Brilliant Swedish playwright August Strindberg, whose late expressionistic A Dream Play (1902) and “The Ghost Sonata” (1907) are among my favorite twentieth-century plays, appears as a minor character in Peter Watkins’s Edvard Munch (1974). Made for Swedish television (which refuses to air it), Watkins’s 4½-hour Fritänkaren is all about Strindberg.

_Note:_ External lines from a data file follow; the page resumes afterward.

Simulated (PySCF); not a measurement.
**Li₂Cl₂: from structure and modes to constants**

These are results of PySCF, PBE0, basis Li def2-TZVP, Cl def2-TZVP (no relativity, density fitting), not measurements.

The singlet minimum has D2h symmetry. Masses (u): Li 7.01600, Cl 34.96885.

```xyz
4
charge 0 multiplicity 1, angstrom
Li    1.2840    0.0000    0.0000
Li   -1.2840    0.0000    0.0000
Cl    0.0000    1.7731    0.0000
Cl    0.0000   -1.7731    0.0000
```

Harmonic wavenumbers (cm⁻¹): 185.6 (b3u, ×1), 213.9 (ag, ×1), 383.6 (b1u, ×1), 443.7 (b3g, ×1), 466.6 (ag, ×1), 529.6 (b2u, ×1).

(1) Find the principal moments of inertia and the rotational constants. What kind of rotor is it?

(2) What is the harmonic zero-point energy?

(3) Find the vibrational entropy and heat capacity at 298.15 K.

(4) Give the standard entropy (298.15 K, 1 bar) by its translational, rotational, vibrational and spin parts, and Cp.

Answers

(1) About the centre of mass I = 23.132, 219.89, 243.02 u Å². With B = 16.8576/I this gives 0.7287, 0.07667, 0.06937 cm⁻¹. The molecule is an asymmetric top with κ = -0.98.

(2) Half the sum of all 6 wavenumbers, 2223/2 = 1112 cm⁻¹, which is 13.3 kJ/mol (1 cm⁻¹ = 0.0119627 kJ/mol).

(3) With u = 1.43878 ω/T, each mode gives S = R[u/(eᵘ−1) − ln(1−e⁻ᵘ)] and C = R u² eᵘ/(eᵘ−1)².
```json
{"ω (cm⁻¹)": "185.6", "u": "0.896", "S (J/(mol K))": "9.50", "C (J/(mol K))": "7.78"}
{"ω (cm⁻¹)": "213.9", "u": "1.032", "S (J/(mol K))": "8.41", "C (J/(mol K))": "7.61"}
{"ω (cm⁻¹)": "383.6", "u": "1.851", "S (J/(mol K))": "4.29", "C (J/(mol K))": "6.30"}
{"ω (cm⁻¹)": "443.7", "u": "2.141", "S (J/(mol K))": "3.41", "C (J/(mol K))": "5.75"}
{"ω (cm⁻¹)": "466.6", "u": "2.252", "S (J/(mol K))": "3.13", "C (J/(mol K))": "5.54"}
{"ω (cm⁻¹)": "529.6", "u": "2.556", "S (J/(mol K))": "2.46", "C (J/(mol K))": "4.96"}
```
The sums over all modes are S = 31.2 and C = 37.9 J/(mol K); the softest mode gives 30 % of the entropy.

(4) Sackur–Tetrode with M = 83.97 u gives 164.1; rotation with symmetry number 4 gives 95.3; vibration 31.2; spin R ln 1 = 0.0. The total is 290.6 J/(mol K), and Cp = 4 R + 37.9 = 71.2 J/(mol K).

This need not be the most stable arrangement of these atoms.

Watkins employs the highly flexible and imaginative method that would reappear in his masterpiece, La Commune (Paris 1871). It consists of improvised dramatic scenes, actors reading to us things that their characters wrote, confrontations between actors-as-their-characters and contemporary stand-ins for us, archival photographs, screens of orienting historical script, and other techniques that likewise tend to conflate documentary and fiction. Juggling four time-lines (including Strindberg’s boyhood in what he regarded as a harsh home populated with too many children), the film places Strindberg’s life and art in a social and political context, while also showing how his life and art contributed to the development of that context. Bits and pieces of scenes reappear, each time resonating differently, more expansively; our depth of understanding Strindberg, from Watkins’s point of view, keeps growing—a point that Watkins himself has refuted, obstinately claiming that the film is open to each viewer’s own interpretation. However, one appreciates the filmmaker’s accurate point that Freethinker opposes the conventional tack of packaging a film so that it tells us, blatantly or surreptitiously, how we are supposed to respond and what to think.
One coup: Watkins succeeds in showing and explaining the honest co-existence of public feminism and private misogyny in Strindberg. One disappointment: the film notes but fails to explain Strindberg’s anti-Semitism.
Fascinating: the Swedish monarch’s assault from the Right on democratic stirrings while also funding radical publications that assaulted these stirrings from the Left!
Primarily, though, The Freethinker interests rather than fascinates.